20240201-RAuxAF100 Tree Planting Press Release
WALES’ only squadron of the Royal Auxiliary Air Force planted a tree in Cardiff to mark the 100 years since the service was founded.
Men and women of No. 614 (County of Glamorgan) Squadron were joined by families of wartime veterans from the squadron, councillors and other friends of the squadron for the ceremony in central Cardiff.
The tree commemorates both the 100th anniversary of the Royal Auxiliary Air Force and the 10th year since the reformation its only Welsh unit, No.614 (County of Glamorgan) Squadron in 2014, having first formed in Cardiff in 1937.
The Flowering Cherry takes its place alongside other military memorials at Alexandra Gardens in Cathays Par in Cardiff’s Civic Centre, including the Wales National War Memorial and the Falklands War memorial.
The prayer for the Royal Auxiliary Air Force was led by Father Andrew James, Rector of the Parish of St Andrew Major and vicar of St Michael’s and All Angels church in Michaelston-le-Pit near Cardiff. This is 614 Squadron’s adopted church and where the first of the squadron to be killed in Second World War, Flt Lt Norman Merrett, is buried.
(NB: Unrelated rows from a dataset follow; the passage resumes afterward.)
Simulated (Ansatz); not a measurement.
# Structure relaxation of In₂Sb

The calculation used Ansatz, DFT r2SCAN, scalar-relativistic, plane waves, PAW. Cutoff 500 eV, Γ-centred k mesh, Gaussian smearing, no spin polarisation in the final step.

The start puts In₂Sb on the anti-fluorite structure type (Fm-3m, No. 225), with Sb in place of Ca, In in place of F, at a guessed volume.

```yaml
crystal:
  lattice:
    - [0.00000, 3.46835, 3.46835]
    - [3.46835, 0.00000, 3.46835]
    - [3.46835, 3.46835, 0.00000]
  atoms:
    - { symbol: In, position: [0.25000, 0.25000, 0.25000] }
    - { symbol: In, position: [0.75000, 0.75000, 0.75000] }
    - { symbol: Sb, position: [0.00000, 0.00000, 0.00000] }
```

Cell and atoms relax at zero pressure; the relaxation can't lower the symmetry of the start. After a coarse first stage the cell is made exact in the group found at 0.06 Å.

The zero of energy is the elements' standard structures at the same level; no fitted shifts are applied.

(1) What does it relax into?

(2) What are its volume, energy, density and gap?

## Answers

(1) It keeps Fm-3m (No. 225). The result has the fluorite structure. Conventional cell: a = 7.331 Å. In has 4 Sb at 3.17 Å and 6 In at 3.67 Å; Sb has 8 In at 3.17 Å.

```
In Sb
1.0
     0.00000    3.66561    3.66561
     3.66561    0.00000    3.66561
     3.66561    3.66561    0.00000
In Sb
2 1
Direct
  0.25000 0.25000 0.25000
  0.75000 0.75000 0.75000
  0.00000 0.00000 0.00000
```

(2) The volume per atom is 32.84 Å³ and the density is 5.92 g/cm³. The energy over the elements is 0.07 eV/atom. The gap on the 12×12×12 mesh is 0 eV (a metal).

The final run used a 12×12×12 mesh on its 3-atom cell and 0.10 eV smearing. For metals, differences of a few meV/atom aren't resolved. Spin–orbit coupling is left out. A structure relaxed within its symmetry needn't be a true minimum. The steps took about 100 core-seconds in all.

A poem written by a member of 614 Sqn from the Second World War was read by the son of another of the squadron’s war veterans.
Sergeant Denis Ager wrote ‘Maybe’ after successfully completing dangerous low-flying missions with 614 Sqn during the 1,000 Bomber raids over Germany in 1942. Ian Hooper’s father, Sgt Bill Hooper was one of the earliest recruits to 614 Sqn in 1937 and went on to serve with the squadron until 1944 alongside Sgt Ager.
Wing Commander Olly Walker, Officer Commanding, 614 Sqn said: “It was wonderful to see friends of the squadron gathered with us for the planting of this memorial tree.
“Our squadron’s roots are in Cardiff. From our earliest days at RAF Pengam Moors, our squadron grew from just a handful of founder members in 1937. As we grew, we went to serve across Europe in World War Two and following the war we returned to South Wales and are proud to have Cardiff as our home city again.
“Our roots here will continue to deepen, nurtured not just by the skill and dedication of our members but the support of veterans’ families, former members and the broader community in Cardiff and across our home county – the historic County of Glamorgan.”
He was joined in planting the Flowering Cherry by Group Captain (retd) Richard Mighall, Trustee Chairman of the Royal Auxiliary Air Force Foundation.
The Royal Auxiliary Air Force, also known as the RAF Reserves, recruit men and women from all walks of life to serve in a variety of roles in support of the Royal Air Force.